Iran to fund an army base near Syria’s Latakia


Iran will fund a multi-million- dollar army base on Syria’s coast to funnel military equipment to the beleaguered regime of President Bashar Assad, Britain’s Daily Telegraph reported on Friday.

The report comes amid growing diplomatic pressure on Damascus, violent suppressing a five-month popular uprising, from neighboring Turkey as well as from the United States.

Quoting Western intelligence reports, the Daily Telegraph said the deal to build a base near Latakia was struck in June between Muhammad Nasif Kheirbek – Syria’s deputy vice president for security affairs and a close Assad ally – and Ghasem Suleimani, commander of the elite Quds Force of Iran’s Revolutionary Guard.

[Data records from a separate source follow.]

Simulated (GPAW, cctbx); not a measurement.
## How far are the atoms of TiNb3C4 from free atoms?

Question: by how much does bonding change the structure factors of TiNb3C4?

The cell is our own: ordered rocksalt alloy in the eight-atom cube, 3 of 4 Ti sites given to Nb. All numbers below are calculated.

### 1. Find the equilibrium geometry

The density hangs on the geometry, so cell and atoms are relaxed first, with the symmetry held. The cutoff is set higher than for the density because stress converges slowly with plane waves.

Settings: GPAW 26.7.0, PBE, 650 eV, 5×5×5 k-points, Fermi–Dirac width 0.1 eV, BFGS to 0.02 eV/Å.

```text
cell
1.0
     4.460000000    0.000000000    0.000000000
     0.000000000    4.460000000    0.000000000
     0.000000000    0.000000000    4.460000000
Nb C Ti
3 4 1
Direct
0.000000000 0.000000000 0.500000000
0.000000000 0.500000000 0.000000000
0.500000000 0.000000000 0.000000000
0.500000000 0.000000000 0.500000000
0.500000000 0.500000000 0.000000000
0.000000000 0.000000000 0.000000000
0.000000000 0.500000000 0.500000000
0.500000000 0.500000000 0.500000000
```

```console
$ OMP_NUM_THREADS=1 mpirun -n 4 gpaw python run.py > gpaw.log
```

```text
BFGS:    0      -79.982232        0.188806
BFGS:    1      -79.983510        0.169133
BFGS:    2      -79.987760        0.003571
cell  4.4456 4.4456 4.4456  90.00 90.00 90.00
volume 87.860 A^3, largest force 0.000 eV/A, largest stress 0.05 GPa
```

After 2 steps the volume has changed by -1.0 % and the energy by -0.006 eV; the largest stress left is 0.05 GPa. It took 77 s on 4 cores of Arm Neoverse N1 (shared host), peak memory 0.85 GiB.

Ghasem Suleimani, commander of the elite Quds Force of Iran’s Revolutionary Guard

Teams of Revolutionary Guard officers are to be stationed at Latakia on a permanent basis, where they will coordinate the arms shipments with officials from Syria’s Mukhabarat

Western diplomats have accused Tehran of sending riot-control and intelligence-gathering equipment, as well as fuel, to help Assad quash the unrest.

Syria is the only Arab regime closely allied with the Islamic Republic.

Syrian gunboats firing heavy machine guns pounded impoverished districts of Latakia on Sunday, killing at least 22 people in a renewed assault on the Mediterranean coastal city, activists said.

As the gunships blasted waterfront districts, ground troops backed by tanks and security agents stormed several neighborhoods.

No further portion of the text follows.